The clock is ticking
posted on
Mar 23, 2010 09:52PM
For anyone who believes that investors should not have to tolerate poor performance, the time for action is now
PATRIOT SCIENTIFIC CORP: DEF 14A, Sub-Doc 1 (Proxy Statement) 12/08/09
Our bylaws provide that the number of our directors may be no less than three and no more than seven, with the exact number to be fixed as the Board determines. The Board has currently fixed the number of directors at six; effective upon the election of directors at the Annual Meeting, the Board has fixed the number of directors at five.
Directors are elected by plurality vote, meaning that (should there be more nominees than seats available) the nominees who receive the most votes will be elected for the term nominated, even if the number of votes received by any one or more nominees is less than a majority of the votes cast. Cumulative voting is not allowed in the election of directors. The Board recommends a vote in favor of each nominee set forth above.
We do not have a standing nominating committee and therefore do not have a nominating committee charter. We believe that it is appropriate not to have such a committee because the full Board participates in the decision of who to nominate to the Board.
Although we do not have a formal policy that outlines a process whereby security holders may submit recommendations for Board nominees, we do facilitate communications from security holders to our Board on any topic as described in the section of this Proxy Statement entitled "STOCKHOLDER PROPOSALS AND COMMUNICATIONS." We believe that his process is adequate for considering the recommendations of our stockholders
STOCKHOLDER PROPOSALS AND COMMUNICATIONS
Under certain circumstances, stockholders who qualify under applicable SEC rules are entitled to have us include stockholder proposals in our proxy statement for presentation at a meeting of stockholders. We intend to hold our next annual meeting of stockholders in October 2010. A qualifying stockholder who desires to have his or her proposal included on our proxy card and included in our proxy statement for the next annual meeting of stockholders must submit such proposals to us in writing no later than June 1, 2010. Proposals received by us after such date will be considered untimely. Stockholder proposals should be directed to the attention of the Corporate Secretary, addressed as follows: Patriot Scientific Corporation, Mr. Clifford L. Flowers, Corporate Secretary, 6183 Paseo Del Norte, Suite 180, Carlsbad, CA 92011. The submission of a proposal does not guarantee that it will be included in the proxy statement or proxy. Stockholder proposals are subject to certain regulations and requirements under the federal securities laws.

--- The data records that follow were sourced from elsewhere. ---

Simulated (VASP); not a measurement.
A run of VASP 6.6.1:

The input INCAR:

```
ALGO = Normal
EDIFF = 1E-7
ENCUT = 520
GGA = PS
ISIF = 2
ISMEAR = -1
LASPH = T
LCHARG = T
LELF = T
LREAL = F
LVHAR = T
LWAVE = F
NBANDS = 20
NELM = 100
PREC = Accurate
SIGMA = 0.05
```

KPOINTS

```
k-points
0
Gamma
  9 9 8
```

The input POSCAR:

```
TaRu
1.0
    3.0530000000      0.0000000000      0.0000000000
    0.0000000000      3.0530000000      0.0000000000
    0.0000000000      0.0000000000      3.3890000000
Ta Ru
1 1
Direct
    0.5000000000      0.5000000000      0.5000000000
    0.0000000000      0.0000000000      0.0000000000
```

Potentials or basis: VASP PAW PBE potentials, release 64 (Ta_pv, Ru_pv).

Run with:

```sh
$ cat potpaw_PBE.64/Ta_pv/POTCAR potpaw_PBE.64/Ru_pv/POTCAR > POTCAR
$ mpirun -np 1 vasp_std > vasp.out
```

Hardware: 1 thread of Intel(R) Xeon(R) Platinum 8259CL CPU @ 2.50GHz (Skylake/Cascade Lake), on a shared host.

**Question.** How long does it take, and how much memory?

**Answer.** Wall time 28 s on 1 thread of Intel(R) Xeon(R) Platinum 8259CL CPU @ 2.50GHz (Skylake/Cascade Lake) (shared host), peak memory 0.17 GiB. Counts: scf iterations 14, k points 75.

Stockholders who intend to submit proposals to the stockholders at the next annual meeting of stockholders but intend to submit such proposals on their own, either from the floor or through their own proxy statement and proxy, must submit such proposals to the Corporate Secretary in writing by August 15, 2010 in order for such matters to be voted upon by the stockholders. Stockholder proposals should be directed to the attention of the Corporate Secretary, addressed as follows: Patriot Scientific Corporation, Mr. Clifford L. Flowers, Corporate Secretary, 6183 Paseo Del Norte, Suite 180, Carlsbad, CA 92011.
The persons named as proxies for the next annual meeting of stockholders will have discretionary authority to vote on any stockholder proposal not included in our proxy materials for the meeting, unless we receive notice of the proposal by August 15, 2010. If proper notice is received by that date, the proxy holders will not have discretionary voting authority except as provided in federal regulations governing stockholder proposals.
We encourage stockholders to communicate with members of the Board. Stockholders wishing to communicate with directors may send correspondence addressed as follows: Patriot Scientific Corporation, Mr. Clifford L. Flowers, Corporate Secretary, 6183 Paseo Del Norte, Suite 180, Carlsbad, CA 92011. All communications will be provided directly to the Board.